1. Drive
  2. Try Not to Breathe
  3. The Sidewinder Sleeps Tonite
  4. Everybody Hurts
  5. New Orleans Instrumental No. 1
  6. Sweetness Follows
  7. Monty Got a Raw Deal
  8. Ignoreland
  9. Star Me Kitten
  10. Man on the Moon
  11. Nightswimming
  12. Find the River

I lived through “Ignoreland,” and when I first listened to that catchy song’s lyrics I broke down crying—I was overwhelmed that someone had managed to put into words that awful series of years in American politics and outlook, and to have caught the mood so concisely that I remembered every part of it as if it were still happening. Don’t let anybody tell you the Reagan years were great, kids, they were a nightmare for those of us who weren’t in the straight-white-upper-middle-class-Republican bracket. There’s something just awful about knowing every day that your government doesn’t want you as a citizen and is actively pursuing legal action to strip you of your human rights at the same time it’s escalating an already insanely overblown arms race. Those years were hell and I never want to go through them again. The election campaigns got worse and worse and that’s what Stipe captures most in this song…the soul-rapingly awful sequence of lies, lies, and more lies, and the flinging of mud worse, seemingly, than any that had existed in the world beforehand.
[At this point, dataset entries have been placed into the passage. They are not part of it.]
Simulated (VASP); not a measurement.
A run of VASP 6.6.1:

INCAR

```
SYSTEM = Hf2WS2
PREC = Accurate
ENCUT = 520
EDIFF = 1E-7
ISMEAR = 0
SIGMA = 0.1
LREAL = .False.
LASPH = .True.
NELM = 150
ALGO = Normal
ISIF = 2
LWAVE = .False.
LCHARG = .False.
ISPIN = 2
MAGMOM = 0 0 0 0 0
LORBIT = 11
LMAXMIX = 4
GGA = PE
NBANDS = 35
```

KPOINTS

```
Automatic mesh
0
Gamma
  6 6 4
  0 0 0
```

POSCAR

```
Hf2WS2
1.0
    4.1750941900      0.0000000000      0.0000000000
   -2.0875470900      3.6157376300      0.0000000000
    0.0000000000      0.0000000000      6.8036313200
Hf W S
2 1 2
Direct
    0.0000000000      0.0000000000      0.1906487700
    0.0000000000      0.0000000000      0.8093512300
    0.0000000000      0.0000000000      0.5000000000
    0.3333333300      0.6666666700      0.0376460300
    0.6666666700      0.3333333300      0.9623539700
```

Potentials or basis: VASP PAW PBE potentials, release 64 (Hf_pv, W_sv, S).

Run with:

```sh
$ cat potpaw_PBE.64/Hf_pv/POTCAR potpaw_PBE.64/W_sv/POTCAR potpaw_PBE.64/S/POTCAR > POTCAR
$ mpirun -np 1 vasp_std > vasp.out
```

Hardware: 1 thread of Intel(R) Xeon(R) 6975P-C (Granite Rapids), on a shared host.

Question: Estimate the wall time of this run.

It’s saying something that I react so strongly to that one track’s existence on this album and completely forget that the same CD contains “Man on the Moon,” which under any circumstance is worthy of nearly as much commentary. Still, it’s hard to think of anything but “Ignoreland” if you’re gone through it yourself and see the danger of that reoccuring (it’s September 2004 as I write this).

An update, in 2009: for years I had only a handful of tracks from this album ripped to my digital music library, and even then I rarely listened to any of them—“Ignoreland” is obviously still a sensitive one, “Man on the Moon” is too maudlin and quasi-nostalgic for idle listening, and I’d heard “Drive” waaaaay too many times in the 1990s and needed to give it a decade of rest before returning to it—and because of this I pretty much let the rest of the album’s tracks slip out of my memory (none of the latter had ever really found traction there anyway). But by some chance I happened to pull out the CD and gave “Star Me Kitten” a spin, because I couldn’t remember it at all…and upon really listening to it this time I immediately added it to the digital library. What a bleak little scenario it presents, the nearly lifeless effort to recapture the spark of love that’s just died out, and how superbly evoked the hollowness is by Stipe’s halting voice.